ISSUE PRESENTED: WAS SUFFICIENT ADMISSIBLE EVIDENCE INTRODUCED AT THE DMV TO ESTABLISH DRIVING? 

Specifically: is an unsworn hearsay statement of a fire captain admissible on the issue of whether Hildebrand was driving? 

Yes. The appellate court held there were two separate reasons why it was admissible; either one would suffice on its own.

Hildebrand’s Argument: Since Government Code section 11513(d) states that “hearsay evidence is not sufficient in itself to support a finding unless it would be admissible over objection in civil actions,” how is the fire captain’s reported statement — relayed by the police officer — admissible by itself to sustain the finding that Hildebrand was driving? 

(I) The Fire Captain’s statement was admissible under Evidence Code §1280 because it was a statement made by a public employee who has a duty to observe facts and report them correctly. 

The evidence that was presented at the hearing consisted of a sworn statement by the arresting officer, explaining the fire captain’s statements, as well as an unsworn arrest report, also explaining the same statements in greater detail.

Most important, the unsworn report included statements made by Hildebrand himself, explaining why his vehicle was lodged on the tracks — including an admission that he had, in fact, been driving.

The court noted that Evidence Code §1280 makes admissible statements by public employees. Hildebrand argued the fire captain’s statements were inadmissible hearsay and did not fall under §1280 because the fire captain was not a peace officer.

The appellate court made an important distinction — one that should be noted by all attorneys when it comes to civilian hearsay statements — that hearsay statements made by “public employees who have a duty to observe the facts and report and record them correctly” are admissible under the §1280 exception.

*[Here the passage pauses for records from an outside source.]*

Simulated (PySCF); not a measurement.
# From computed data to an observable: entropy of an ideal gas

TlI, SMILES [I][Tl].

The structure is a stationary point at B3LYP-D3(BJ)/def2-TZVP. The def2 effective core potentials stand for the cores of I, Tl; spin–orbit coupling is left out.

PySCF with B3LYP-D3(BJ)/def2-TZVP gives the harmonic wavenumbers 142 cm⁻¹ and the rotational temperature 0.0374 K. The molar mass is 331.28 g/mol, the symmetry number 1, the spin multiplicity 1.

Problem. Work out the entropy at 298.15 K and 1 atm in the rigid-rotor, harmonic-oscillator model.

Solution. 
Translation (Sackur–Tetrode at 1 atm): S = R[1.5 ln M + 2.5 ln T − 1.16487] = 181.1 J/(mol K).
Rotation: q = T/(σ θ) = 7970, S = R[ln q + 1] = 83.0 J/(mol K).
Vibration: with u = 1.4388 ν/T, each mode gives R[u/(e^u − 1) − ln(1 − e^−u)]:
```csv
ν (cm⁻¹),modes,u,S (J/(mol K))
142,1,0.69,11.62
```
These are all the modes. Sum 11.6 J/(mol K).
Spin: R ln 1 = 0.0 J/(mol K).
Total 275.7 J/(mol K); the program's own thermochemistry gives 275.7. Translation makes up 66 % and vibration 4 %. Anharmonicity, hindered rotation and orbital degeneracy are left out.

Since they are admissible under the §1280 exception, they are sufficient to sustain a finding despite what §11513(d) holds.

(II) Even if the Fire Captain’s Unsworn Hearsay Statement was Insufficient to Sustain a Finding, the hearsay statement by Hildebrand admitting to Driving was admissible under Evidence Code §1220: a party admission. 

Even if Captain Uzdavines’s hearsay statements were considered to be inadmissible under Evidence Code section 1280 to establish that Hildebrand was driving, the fire captain’s observations may be admitted to supplement or explain Hildebrand’s own admissions.

Under Government Code section 11513, subdivision (d), evidence in an administrative hearing may include hearsay evidence for the purpose of supplementing or explaining other evidence. Contained in the officer’s unsworn arrest report, in addition to other statements, is Hildebrand’s admission he was driving. Hildebrand’s statements are excepted from the hearsay rule as party admissions. (Evidence Code, § 1220.)

The observations of the fire captain are admissible under Government Code § 11513(d) to “supplement or explain Hildebrand’s own admissions. Since Hildebrand’s admissions come within the party admission exception to the hearsay rule, the fire captain’s observations are permitted to explain and supplement his admissions about driving.

TERRY’S SILVER LINING:

– IF A STATEMENT IS MADE BY A PUBLIC EMPLOYEE WHO DOES NOT NORMALLY HAVE A DUTY TO CORRECTLY OBSERVE AND REPORT FACTS, THIS OPINION HOLDS THE STATEMENT INSUFFICIENT BY ITSELF TO SUSTAIN A FINDING UNDER GOV CODE 11513.

– IF THERE IS NO ADMISSION TO DRIVING REPORTED IN THE DOCUMENTARY EVIDENCE, THERE IS NOTHING TO BOOTSTRAP UNSWORN HEARSAY STATEMENTS BY CIVILIAN WITNESSES OR PUBLIC EMPLOYEES WITHOUT A DUTY TO OBSERVE & REPORT CORRECTLY.